Well in case you missed my post, Genius (moi), rebuilt his carb...HIMSELF. Pocketing all of the cash. And I don't have to drive around neighborhoods looking for broken down lawn mowers to fix.


----------



## google1010 (Apr 11, 2008)

*No he's super brite*

xxxxx


----------



## google1010 (Apr 11, 2008)

*Quiz time?*



ewils91 said:


> google1010, just wondering, can you name the jets that are in the carburetors you're cleaning?
> Eddy Wilson


Eddy, I'm an engineer and therefore well versed in the design and
operation of most "otto style" powerplants. Are you hoping to trip
me up or somehow embarrass me by referring to the secondaries
of a B&S lawn mower engine? To answer your question, I usually
find myself needing to clean the "fuel tubes" or "fuel pipes" of said engines.
(I really don't care to expel the energy to research the proper
B&S nomenclature.)To be honest I don't even think standard B&S
motors use "jets" proper, in their fuel metering systems and instead
rely on needle valves, calibrated passages and vacuum via a venturi
in their operation. Which would make your quiz a moot point.
Which was BTW??:whistling2:


----------



## google1010 (Apr 11, 2008)

*Aimless*



tripower said:


> Well in case you missed my post, Genius (moi), rebuilt his carb...HIMSELF. Pocketing all of the cash.
> 
> 
> And I don't have to drive around neighborhoods looking for broken down lawn mowers to fix.

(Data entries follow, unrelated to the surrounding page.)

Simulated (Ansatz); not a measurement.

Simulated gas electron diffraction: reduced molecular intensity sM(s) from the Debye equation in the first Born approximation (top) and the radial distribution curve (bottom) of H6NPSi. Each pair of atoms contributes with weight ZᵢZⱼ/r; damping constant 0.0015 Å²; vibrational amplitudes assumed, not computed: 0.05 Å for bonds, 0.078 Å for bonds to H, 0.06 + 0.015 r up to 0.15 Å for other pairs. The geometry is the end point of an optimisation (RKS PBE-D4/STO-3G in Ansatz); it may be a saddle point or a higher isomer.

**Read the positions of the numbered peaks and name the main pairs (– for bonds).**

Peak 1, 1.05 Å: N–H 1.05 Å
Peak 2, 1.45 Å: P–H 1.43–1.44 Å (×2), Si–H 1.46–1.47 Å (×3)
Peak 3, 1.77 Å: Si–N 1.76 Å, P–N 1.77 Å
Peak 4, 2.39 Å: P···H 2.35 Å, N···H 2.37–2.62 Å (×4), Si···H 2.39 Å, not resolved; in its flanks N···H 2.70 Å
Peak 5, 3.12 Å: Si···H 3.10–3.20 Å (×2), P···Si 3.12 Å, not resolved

Nor do I. Like spring flowers they appear every year with no need whatsoever
to "drive around neighborhoods" looking for them. When I see newer ones,
I grab them, which then provides me with something to tinker with on the weekends. I usually end up with an excess of them and find joy in giving them to my less mechanically inclined friends when in need. Contrary to popular belief having disposable income does not always require one to do so.


----------



## ewils91 (Jun 12, 2006)

google1010 said:


> Eddy, I'm an engineer and therefore well versed in the design and
> operation of most "otto style" powerplants. Are you hoping to trip
> me up or somehow embarrass me by referring to the secondaries
> of a B&S lawn mower engine? To answer your question, I usually
> ...


No google1010, I was not trying to trip you up, merely exploring the depth of you knowlege or arrogance. I too have an extensive background in this area. However I can speak in laymans terms and answer a simple question without strutting my stuff. Let's face it he was looking to have his question answered, not to have a condescending response by a pompous jerk. My home shop is better equipped than most machine shop/automotive dealerships; and this is the first time I've ever mentioned it on a forum. I answer questions based on a persons level of knowledge about the subject. If a layman asks a question I give them a response in laymans terms without attitude. If I'm discussing a subject with an expert then I use relevant terminology. In a word; why don't you drop the attitude and help someone. If you haven't noticed this is a DIY forum. 
Oh and by the way if you would expend the energy to read the entire post, it was a Honda engine.


----------



## tripower (Nov 16, 2006)

google1010 said:


> It is people like you that keep us professional
> repair people in business and charging $80.00/hr in labor.


So by engineer do you mean lawn mower repair technician?


----------



## google1010 (Apr 11, 2008)

tripower said:


> So by engineer do you mean lawn mower repair technician?


LOL you got me there. I meant repair techs in general how the "us" slipped in
is beyond me. I work in the automotive field designing ancillary items. Exciting
things like running board attachment points, headlight mounting hardware
with a specialty in pollution control bracketing. Exciting huh?


----------